Rays stadium: Tampa dips one toe into the TIF pool

What is this, TIF week? At a budget workshop on Wednesday, Hillsborough County commissioner Ken Hagan suggested using property tax kickbacks to pay for roads and infrastructure for a new Tampa Bay Rays stadium in Tampa, if Tampa officials were thinking of building a stadium for the Rays, which they're totally not, doncha know. Since I'm tired of explaining how TIFs work, let's turn that over to the St. Petersburg Times, which actually did a stellar job of it today:

Here's how it works: In Tampa, officials have created eight community redevelopment districts, one each for downtown, the Channel District, Tampa Heights, Central Park, Drew Park, east Tampa and two for Ybor City.
When those districts were created, officials added up the value of all the assessed property inside their boundaries. As new development has taken place, the additional tax revenue that the growth in property value creates goes to improvements in the district.
Tampa Mayor Bob Buckhorn said his thinking is: Don't interfere with St. Petersburg's relationship with the Rays, but try to keep the team in the region in the event of a "divorce."
Part of that effort, he said, could use tax-increment financing revenues to help pay for infrastructure improvements — roads, water and sewers — that a new stadium would need.

The problem with TIFs are legion: Mostly, that if the increase in tax revenues ends up being cannibalized from somewhere else nearby, or if tax revenues don't increase (it's happened), then taxpayers end up screwed. Or as subsidy expert Greg LeRoy memorably put it, the TIF district "eats the lunch of the general fund."

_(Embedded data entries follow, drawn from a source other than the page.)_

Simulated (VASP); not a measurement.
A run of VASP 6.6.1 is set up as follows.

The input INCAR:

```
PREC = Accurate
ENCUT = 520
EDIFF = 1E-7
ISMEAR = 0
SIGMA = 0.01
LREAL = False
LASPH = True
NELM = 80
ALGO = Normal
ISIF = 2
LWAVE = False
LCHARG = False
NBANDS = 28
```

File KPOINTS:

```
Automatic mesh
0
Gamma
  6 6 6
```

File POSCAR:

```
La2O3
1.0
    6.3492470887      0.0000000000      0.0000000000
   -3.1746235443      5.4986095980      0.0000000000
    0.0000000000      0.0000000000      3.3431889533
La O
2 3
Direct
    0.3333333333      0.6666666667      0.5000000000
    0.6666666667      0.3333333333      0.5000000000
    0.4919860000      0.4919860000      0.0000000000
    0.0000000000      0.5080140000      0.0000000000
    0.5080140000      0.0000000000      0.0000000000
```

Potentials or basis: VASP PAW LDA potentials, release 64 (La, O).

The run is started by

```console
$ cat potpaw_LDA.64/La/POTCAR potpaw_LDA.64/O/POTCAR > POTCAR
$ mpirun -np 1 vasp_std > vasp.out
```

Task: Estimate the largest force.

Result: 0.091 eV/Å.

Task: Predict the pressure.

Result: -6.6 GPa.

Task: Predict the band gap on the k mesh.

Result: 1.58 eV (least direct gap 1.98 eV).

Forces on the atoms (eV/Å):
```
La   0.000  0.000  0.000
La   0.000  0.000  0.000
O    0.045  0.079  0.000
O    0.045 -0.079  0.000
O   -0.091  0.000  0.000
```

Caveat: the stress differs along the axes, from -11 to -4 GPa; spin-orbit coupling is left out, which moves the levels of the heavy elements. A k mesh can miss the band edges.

The Times, meanwhile, goes on to note that TIFs helped to build the San Francisco Giants' new stadium (yes, but only to the tune of about $10 million total), while the Tampa Tribune reports that "County Administrator Mike Merrill agreed that tax increment financing had been part of the package that built the new Yankee Stadium" — which isn't true at all. (The Yankees got property tax and construction sales tax exemptions, but that's a different thing.) But I guess when something's the hottest thing since sliced bread, reportorial common sense goes out the window.

COMMENTS

I'm looking at the headline on the front page of today's "Tampa Tribune"(www2.tbo.com/news/politics/2011/jun/10/MENEWSO1-tampa-mulls-deep-cuts-ar-236406/);


*Tampa mulls deep cuts.*

The story goes on to explain that due to shortfalls(from the projected loss of PROPERTY TAX REVENUE), city workers will be laid off. Nice to see that Hagan is looking out for the modern day carpetbaggers, as opposed to the locals.

This game has to end $tu; this is your Waterloo!

Posted by Rg on June 10, 2011 07:54 PM

The city of New York spent $458 million (for Yankee and Met stadiums) of tax payer's money and the State of New York paid upwards of $201 million of tax payers money on the construction costs for two yet to be built facilities. Sounds like a TIF to me.

Posted by Josh from NJ on June 13, 2011 02:01 PM

I don't know much about Tampa real estate, but it seems like sheer lunacy to pledge TIF revenues to secure a bond financing at the moment. And probably for the foreseeable future. I suspect the bond insurance premiums (from the only bond insurer writing policies these days) would be hideously high, and other credit enhancements not much better.